The data used in this project can be found by visiting our project at github (see Links-section), or if you wish you can obtain you own data by visiting the ArXiv API manually or by using the same harvester as we did (described in the Notebook)
NLP is a field in Computer Science dealing with Computational Linguistics.
The field is gaining wide popularity the recent years as the amount of human produced text and data is rapididly increasing and the use of artificial intelligence is being used in many contexts.
In this study, we are focusing on the text abstracts of the scientific papers released to ArXiv.org. Each paper abstract will be processed with the the following steps in order to computationally decide which words are most important for the given paper.

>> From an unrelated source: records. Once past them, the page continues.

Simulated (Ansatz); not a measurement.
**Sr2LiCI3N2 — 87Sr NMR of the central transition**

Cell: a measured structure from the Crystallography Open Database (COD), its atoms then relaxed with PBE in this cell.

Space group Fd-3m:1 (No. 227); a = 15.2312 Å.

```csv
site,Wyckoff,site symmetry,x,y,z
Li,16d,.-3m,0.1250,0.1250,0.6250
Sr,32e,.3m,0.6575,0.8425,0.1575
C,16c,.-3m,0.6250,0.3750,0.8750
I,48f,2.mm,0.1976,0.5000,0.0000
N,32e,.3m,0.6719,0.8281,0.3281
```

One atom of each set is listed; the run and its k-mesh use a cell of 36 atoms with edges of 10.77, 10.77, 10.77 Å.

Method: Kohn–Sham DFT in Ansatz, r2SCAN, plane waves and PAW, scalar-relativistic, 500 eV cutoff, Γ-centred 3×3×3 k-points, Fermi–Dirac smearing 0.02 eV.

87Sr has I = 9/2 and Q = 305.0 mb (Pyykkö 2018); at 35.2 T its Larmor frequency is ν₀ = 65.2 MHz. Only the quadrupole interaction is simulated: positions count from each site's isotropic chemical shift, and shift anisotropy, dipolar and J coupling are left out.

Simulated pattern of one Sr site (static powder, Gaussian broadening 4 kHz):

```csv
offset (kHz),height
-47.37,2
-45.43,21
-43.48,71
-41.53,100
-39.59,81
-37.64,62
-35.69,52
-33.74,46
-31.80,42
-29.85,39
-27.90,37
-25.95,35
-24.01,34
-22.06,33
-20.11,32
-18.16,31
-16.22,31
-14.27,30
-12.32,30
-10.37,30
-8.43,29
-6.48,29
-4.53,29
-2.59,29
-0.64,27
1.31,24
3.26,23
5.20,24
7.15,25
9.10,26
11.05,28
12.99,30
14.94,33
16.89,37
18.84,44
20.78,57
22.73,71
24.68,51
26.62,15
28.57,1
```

The process of splitting a text up in units, each unit being a word. In the process special characters such as punctuation- and exclamation-marks and even numbers, are removed, leaving just the actual words.
Stop words are words that are often very common, short and do not have significant meaning to the meaning text of the text they appear in. Some of the most common Stop Word are: the, to, at, is, which, and.
Is the process of returning a word to it's root (much like stemming, but more sophisticated) treating the words "messages", "message", and "messaging" as the same word.
Last step in our NLP process is the use of the numerical method TF-IDF to decide which words/topics are most important to the abstract. Instead of using the raw frequencies of occurrence of a word in a given abstract, it is scaled down so the impact of words that occur very frequently in a given corpus (all collected papers) is hence empirically less informative than words that occur in a small fraction of the corpus.
The study of networks has emerged in diverse disciplines as a means of analyzing complex relational data.
Graphs associated with networks can be either directed or undirected. Directed graph is a graph where the edges have a direction associated with them while in a undirected graph they don't.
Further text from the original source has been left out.